The project will include a 1-gigawatt hyperscale data centre cluster initially, with plans to scale to multiple gigawatts over time. This compute capacity, combined with new subsea cable infrastructure and clean energy systems, is intended to support intensive AI workloads for Indian enterprises and users.
Digital backbone, compute power & connectivity
Google describes the hub as a “digital backbone” for India, designed to bring AI infrastructure closer to local businesses and users, enable low-latency services, and reduce dependence on faraway data centres. The investment also includes a new international subsea gateway to land multiple submarine cables in Visakhapatnam, strengthening India’s connectivity ecosystem.
While the hub will join Google’s global AI infrastructure network (present across about a dozen countries), the Visakhapatnam site is being positioned as the company’s largest AI hub outside the U.S.
Strategic & economic imperatives
India has become a logical choice for such a venture because of:
Its rapidly growing internet user base, projected to exceed 900 million this year (according to industry forecasts).
A vast domestic talent pool and a dynamic tech ecosystem.
Its importance in the global digital economy and rising demand for AI and cloud services.
The Google AI hub is expected to catalyse applications across sectors such as healthcare, education, finance, and entertainment, helping India strengthen its position as a technology leader.
On the Andhra Pradesh front, the state government sees the project as a major opportunity to attract high-value investment, generate jobs, and embed itself in the digital infrastructure map of India.
Partners, jobs & fiscal impact
Google is collaborating with AdaniConneX (a JV of Adani Group) and Bharti Airtel in executing the project. (news / press) Google and its partners have signed a MoU with the Government of Andhra Pradesh.
According to the Ministry of Communications, the 1-GW hyperscale data centre is expected to generate about Rs10,000 crore in revenue for the state. The same release also cites estimates of 5,000–6,000 direct jobs and 20,000–30,000 total jobs in the region.

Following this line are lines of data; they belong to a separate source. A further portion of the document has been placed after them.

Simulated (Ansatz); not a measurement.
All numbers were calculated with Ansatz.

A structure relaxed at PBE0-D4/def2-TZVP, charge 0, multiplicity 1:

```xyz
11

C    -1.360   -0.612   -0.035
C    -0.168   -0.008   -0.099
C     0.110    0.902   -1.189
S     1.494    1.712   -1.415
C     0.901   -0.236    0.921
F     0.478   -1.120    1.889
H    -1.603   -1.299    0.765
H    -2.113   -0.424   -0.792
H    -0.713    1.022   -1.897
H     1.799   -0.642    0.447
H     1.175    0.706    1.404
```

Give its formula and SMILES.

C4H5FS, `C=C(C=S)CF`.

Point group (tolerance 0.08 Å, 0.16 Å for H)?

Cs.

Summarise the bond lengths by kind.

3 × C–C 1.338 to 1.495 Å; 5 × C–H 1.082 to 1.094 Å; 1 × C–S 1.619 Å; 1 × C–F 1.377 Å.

At present, Google already has a significant presence in India, employing ~14,000 people, along with its cloud infrastructure operating regions in Mumbai and Delhi. But this investment takes its India play to a new scale — bridging global AI infrastructure with local demand.
Trade-offs, risks & sovereignty questions
This ambitious plan comes at a moment when the Indian government and policy voices are pushing for “Swadeshi” tech, encouraging greater reliance on indigenous platforms rather than foreign ones. This presents a tension: while Google brings deep AI expertise and capital, some stakeholders may question reliance on a multinational for critical infrastructure.
Furthermore, while the hub is marketed as democratising AI, success depends on ecosystem adoption — enterprises must trust Google’s privacy, compliance, and data localisation practices.
The road ahead
Is Google building a strategic AI brain for India, or merely a sprawling cloud campus? If the deployment meets its promise, it could be a keystone in the Viksit Bharat narrative. But the real test will be whether Indian firms, governments, and developers embrace it, trust its governance, and build atop it.